If I replace the line
time.Sleep(time.Second * time.Duration(rand.Intn(MeanArrivalTime)))
in the second go routine with a constant time of sleep of 4 seconds and the TimeOutTime is constant at 3 seconds.
Output of the program is:
2020/02/29 20:10:11 Timeout after 3.000160828s
2020/02/29 20:10:15 Timeout after 4.000444017s
2020/02/29 20:10:19 Timeout after 4.000454657s
2020/02/29 20:10:23 Timeout after 4.000304877s
In the above execution, 2nd go routine is resetting the active timer after the timer has spent initial one second. Because of which, the timer is getting expired after 4 seconds from the second print onward.
Now when I checked the documentation of Reset() I found the following:
// Copyright 2009 The Go Authors. All rights reserved.
// Use of this source code is governed by a BSD-style
// license that can be found in the LICENSE file.
// Reset changes the timer to expire after duration d.
// It returns true if the timer had been active, false if the timer had
// expired or been stopped.
//
// Reset should be invoked only on stopped or expired timers with drained channels.
// If a program has already received a value from t.C, the timer is known
// to have expired and the channel drained, so t.Reset can be used directly.
// If a program has not yet received a value from t.C, however,
// the timer must be stopped and—if Stop reports that the timer expired
// before being stopped—the channel explicitly drained:
//
// if !t.Stop() {
// <-t.C
// }
// t.Reset(d)
//
// This should not be done concurrent to other receives from the Timer's
// channel.
//
// Note that it is not possible to use Reset's return value correctly, as there
// is a race condition between draining the channel and the new timer expiring.
// Reset should always be invoked on stopped or expired channels, as described above.
// The return value exists to preserve compatibility with existing programs.
I found this diagram: (link : https://blogtitle.github.io/go-advanced-concurrency-patterns-part-2-timers/)
With the digram in mind, it seems that I need to use,
if !t.Stop() {
<-t.C
}
t.Reset(d)
in the 2nd go routine. In this case I also need to do proper locking in both the go routine to avoid infinite wait on channel.
I don't understand the scenario under which the t.Stop() + draining of the channel (<-t.C) should be performed. In which case it is required ? In my example I don't use channel read values. Can I call Reset() without calling Stop() ?

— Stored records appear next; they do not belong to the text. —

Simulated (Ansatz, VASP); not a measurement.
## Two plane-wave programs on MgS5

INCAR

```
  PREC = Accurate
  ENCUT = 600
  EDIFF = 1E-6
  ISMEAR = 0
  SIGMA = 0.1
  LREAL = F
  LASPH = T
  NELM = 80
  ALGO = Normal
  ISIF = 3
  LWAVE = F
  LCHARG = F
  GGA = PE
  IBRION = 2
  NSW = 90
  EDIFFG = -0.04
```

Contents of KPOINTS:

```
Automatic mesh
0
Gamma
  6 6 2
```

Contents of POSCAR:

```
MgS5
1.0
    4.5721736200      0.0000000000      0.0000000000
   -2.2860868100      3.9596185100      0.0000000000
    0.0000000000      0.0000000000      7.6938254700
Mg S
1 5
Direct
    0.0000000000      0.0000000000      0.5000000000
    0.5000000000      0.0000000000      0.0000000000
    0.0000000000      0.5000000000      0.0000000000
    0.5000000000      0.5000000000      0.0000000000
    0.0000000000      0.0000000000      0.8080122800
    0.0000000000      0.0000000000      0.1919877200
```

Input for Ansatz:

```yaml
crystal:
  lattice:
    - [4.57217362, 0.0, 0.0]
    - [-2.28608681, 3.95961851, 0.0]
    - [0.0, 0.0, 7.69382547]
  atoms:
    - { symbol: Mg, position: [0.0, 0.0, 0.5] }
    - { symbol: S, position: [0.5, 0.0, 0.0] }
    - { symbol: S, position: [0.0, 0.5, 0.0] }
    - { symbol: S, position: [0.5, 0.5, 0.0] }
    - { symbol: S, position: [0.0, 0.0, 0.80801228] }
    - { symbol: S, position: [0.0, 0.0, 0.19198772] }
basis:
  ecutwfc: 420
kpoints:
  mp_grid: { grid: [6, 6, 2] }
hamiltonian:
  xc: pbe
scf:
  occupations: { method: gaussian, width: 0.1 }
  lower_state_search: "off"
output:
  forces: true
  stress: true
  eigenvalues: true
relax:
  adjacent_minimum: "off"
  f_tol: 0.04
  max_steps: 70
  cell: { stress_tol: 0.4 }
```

I simplified the code using time.After function:
package main
import (
"log"
"math/rand"
"time"
)
const TimeOutTime = 3
const MeanArrivalTime = 4
func main() {
const interval = time.Second * TimeOutTime
// channel for incoming messages
var incomeCh = make(chan struct{})
go func() {
for {
// On each iteration new timer is created
select {
case <-time.After(interval):
time.Sleep(time.Second)
log.Println("Do task")
case <-incomeCh:
log.Println("Handle income message and move to the next iteration")
}
}
}()
go func() {
for {
time.Sleep(time.Duration(rand.Intn(MeanArrivalTime)) * time.Second)
// generate incoming message
incomeCh <- struct{}{}
}
}()
// prevent main to stop for a while
<-time.After(10 * time.Second)
}
Note that:
After waits for the duration to elapse and then sends the current time
on the returned channel.
It is equivalent to NewTimer(d).C.
The underlying Timer is not recovered by the garbage collector
until the timer fires. If efficiency is a concern, use NewTimer
instead and call Timer.Stop if the timer is no longer needed.
Assume you have:
t.Stop()
t.Reset()
If the timer is stopped and drained before calling Stop, this works fine. The problem manifests itself if Stop stops the timer and timer ticks at the same time. Then you may end up with a stopped timer with a goroutine waiting to write to the t.C channel. So Stop returns false if there is still a goroutine waiting to write to t.C, and you have to read from it. Otherwise, you'll have that goroutine waiting there indefinitely.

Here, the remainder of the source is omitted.